The plan, which is designed to guide the government’s completion of the national cybersecurity strategy, comes four months after the policy blueprint was unveiled.
“If the strategy represents the president’s vision for the future, then this implementation plan is the roadmap to get there,” Kemba Walden, acting national cyber director, said Wednesday during a press briefing.
“Fundamentally, we are publishing this plan because we will only achieve our goals with a whole of society approach,” Walden said.
The White House hopes the implementation plan will help organizations and individuals understand where they can collaborate with the federal government to achieve the national cybersecurity strategy goals, Walden said.
The 57-page document divides the five pillars and 27 objectives of the national cybersecurity plan into a broader series of initiatives.
While the implementation plan calls for the majority of initiatives to be completed before the end of fiscal year 2024, 11 are slated to be done in FY23, which closes at the end of September.
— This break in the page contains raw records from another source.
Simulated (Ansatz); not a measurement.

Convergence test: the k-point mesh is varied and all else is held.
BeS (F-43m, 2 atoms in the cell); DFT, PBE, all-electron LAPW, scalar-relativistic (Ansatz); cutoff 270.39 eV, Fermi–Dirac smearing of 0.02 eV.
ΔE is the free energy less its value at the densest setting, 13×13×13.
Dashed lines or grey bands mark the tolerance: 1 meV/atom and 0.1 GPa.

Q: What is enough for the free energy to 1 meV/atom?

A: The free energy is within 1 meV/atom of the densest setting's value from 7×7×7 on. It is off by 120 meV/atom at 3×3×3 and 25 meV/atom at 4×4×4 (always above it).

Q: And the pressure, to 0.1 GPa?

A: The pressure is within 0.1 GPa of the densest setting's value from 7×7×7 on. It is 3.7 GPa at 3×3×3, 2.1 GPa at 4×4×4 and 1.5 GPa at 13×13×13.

More than half of the 69 initiatives are slated for completion in the U.S. government’s FY24. Another 20 are scheduled for FY25 and two in FY26.
A core tenet of the national cybersecurity strategy calls for the technology sector to assume greater responsibility for security on software, hardware and platforms. Buoying that is an effort to scale public-private collaboration to drive the development and adoption of secure-by-design and secure-by-default technology, which is slated for completion next year.
Cyber authorities have consistently encouraged technology vendors to build products in a way that prevents the need for customers to constantly perform monitoring, routine updates and damage control on their systems to mitigate cyber intrusions.
Meaningful change requires technology manufacturers and vendors to revamp design and development programs, and place a much greater priority on security.
A single responsible agency will lead each of the 69 initiatives, with 18 different agencies leading at least one initiative. The initiatives also designate contributing agencies and a timeline for completion.
The implementation plan will be updated annually and initiatives will be added to meet evolving demands and removed after completion.
“The implementation plan does not capture all of the cybersecurity activities in the federal government nor does it intend to do,” Walden said. “What it does do is capture key initiatives that we must get done in the near term on the path to achieving the president's vision.”